September 9th, 2002, 03:59 PM
I just got a request for a 10 passenger limo for a 8 hr. tour. Unfortunately I do not have a 10 passenger limo. My question is, how much am I entitled to for farming out this job? What is the standard rate for farming out jobs?

thks!
SS

Sebastian

September 9th, 2002, 08:45 PM
Hey Seb,

I am going to assume you booked the job out at the standard rate for your area, after all if you booked a job for $55 an hour and the going rate is $75 an hour then this question is pointless because no one would take it any way. So anyway the standard in my experience is that the farming company keeps the gratuity 15% or 20% on the job. Now this rule is out the window if you cannot find anyone to do the job for that rate. I have booked plenty of jobs in my day and had to give the entire amount to the other limo compamy simply because they would not do it otherwise as the job was booked on such a high demand night.

The job you have booked sounds like a pretty good trip (8 hours) so you may be able to get a little more from the farm out especially if the job is on a low demand day. Do you have someone in mind you want to give the job to? Have you checked out all your competators? after all they will be the ones representing your business and in the end you, choose carefully.

Here is a post I did a while ago on the subject of farming, may raise some other points for ya:

> I need to know more about the farmout world
The way you write this I think you assume that farming is either something you do or not do. Or something you specialize in. I know of some companies that do specialize in it, meaning they are the first choice of some of the large companies (Carey, Music) and make a good living at it but I still think the best way is to try and build your own customer base so you are not so reliant on the other companies handing you work. The fact is you need to farm in and out if you expect to have a successful business. How you go about doing it is the key to whether it will be a headache or a pleasure.


> heard a lot of good things and bad thing can someone
> please help clear this up?
The good things about farming out work:
Having a good source of extra cars and driver can save your skin when you get into a bind. And you will eventually get into a bind, trust me.
Makes your company look bigger than it is, you have three sedans and someone calls up and says they need 6 sedans at the airport at the same time, you say no problem.
You have no Insurance liability for the work
You make a little on the run, but you would have made nothing if you turned it away.

The bad things about farming out work:
Your customers are being served by another company who is also trying to grow it's customer base and many times I have heard of the driver trying to convince the customer to drop ABC Limo and go with them. Whether this was done by the driver himself or sanctioned by the company is never known, you will never get an honest answer on this.
You may get drivers who you would never hire in a million years picking up your most important client. As mentioned several times in these forums training and evaluation of limo drivers is not always on the top of every owners list of priorities.
If you have the farm out company collect on the run for you could now you have an accounts receivable problem if they are late to pay.
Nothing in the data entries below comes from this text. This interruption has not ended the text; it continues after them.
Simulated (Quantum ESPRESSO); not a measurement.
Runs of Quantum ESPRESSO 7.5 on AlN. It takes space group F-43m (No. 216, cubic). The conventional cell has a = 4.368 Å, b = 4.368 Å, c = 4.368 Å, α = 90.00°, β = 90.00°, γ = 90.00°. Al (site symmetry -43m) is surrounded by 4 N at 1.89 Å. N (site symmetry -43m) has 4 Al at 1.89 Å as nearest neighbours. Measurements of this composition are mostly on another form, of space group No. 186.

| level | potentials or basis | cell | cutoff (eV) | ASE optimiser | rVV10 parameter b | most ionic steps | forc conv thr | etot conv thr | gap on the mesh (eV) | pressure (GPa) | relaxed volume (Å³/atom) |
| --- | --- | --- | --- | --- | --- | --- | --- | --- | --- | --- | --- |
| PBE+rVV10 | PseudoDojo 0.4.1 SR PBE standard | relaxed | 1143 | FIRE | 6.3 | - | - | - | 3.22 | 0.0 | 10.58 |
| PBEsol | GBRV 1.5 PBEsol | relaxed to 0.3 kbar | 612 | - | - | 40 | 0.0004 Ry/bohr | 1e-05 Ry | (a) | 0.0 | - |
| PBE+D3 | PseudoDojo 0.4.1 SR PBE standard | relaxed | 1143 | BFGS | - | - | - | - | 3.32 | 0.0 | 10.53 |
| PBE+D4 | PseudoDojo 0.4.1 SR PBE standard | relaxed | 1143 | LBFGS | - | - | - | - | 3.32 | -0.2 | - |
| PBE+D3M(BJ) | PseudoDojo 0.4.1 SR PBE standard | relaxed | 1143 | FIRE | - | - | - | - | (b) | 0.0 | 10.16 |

The good things about farming in work:
Keeps your vehicles more utilized, meaning it will help defer costs over the long run and will help with economies of scale. How many times have you driven the car to the airport empty? Wouldn't it be better if you could have had a transfer to the airport a couple hours before your pick up that way the car an driver made money going both ways.
Keeps your drivers busy and making money, good for morale.


The Bad things about Farming In work:
You are not making as much money, usually the referring company likes a 10-20% commission on the run.
If the company you got the job from charges less than you and on top of that you minus a commission then you could actually end up losing money on the job (this is not such a problem as rates would be discussed before you agreed to do the job).
Chances are you will not be collecting on the runs from another company so now you have just added to your accounts receivable, do to much of that and you could end up having another limo company owing you lots o money, and we all know that is not the best situation to be in.


Now I am answering these from a sedan service point of view, much of the same applies to Limousine work, just larger figures. Anything I forgot about from a limousine owners point of view?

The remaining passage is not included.